The final owner was Konstantin Dishliev, an estate agent reportedly using his business as a front for drug trafficking. He was shot and killed outside a Sofia restaurant in 2005, and since then, the phone number has been disconnected. According to the Telegraph, Mobitel won’t comment on the disconnected number. Though that could be due to an ongoing investigation, it might also be because they don’t want to have to explain what seems to be a rather shady number that somehow kept ending up in the wrong hands.

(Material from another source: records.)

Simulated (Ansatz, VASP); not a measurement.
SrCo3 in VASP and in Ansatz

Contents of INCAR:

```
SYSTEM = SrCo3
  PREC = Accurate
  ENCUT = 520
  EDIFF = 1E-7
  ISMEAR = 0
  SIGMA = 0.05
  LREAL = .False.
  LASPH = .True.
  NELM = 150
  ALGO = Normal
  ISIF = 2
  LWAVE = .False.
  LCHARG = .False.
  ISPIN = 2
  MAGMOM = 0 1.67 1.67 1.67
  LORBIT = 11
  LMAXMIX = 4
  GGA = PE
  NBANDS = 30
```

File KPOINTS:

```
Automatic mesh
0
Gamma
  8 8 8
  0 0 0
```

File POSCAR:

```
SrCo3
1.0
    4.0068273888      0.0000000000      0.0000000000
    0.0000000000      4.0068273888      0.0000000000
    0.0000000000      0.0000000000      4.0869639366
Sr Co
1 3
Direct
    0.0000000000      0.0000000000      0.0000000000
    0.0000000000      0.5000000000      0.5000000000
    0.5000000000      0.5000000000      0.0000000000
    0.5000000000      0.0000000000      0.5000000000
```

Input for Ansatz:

6. The Willard Library Ghost Cam
Image: Willard Ghost.com
Willard Library in Evansville, Indiana has such an active spectre that they have a live webcam in place so armchair ghost hunters can sneak a peek at the supernatural happenings from the safety of their computer. The images update every few seconds, and focus on three different areas in the library. If you do happen to see something, you can take a screen capture and submit it to the library. Click on their section of top picks to see what others have caught.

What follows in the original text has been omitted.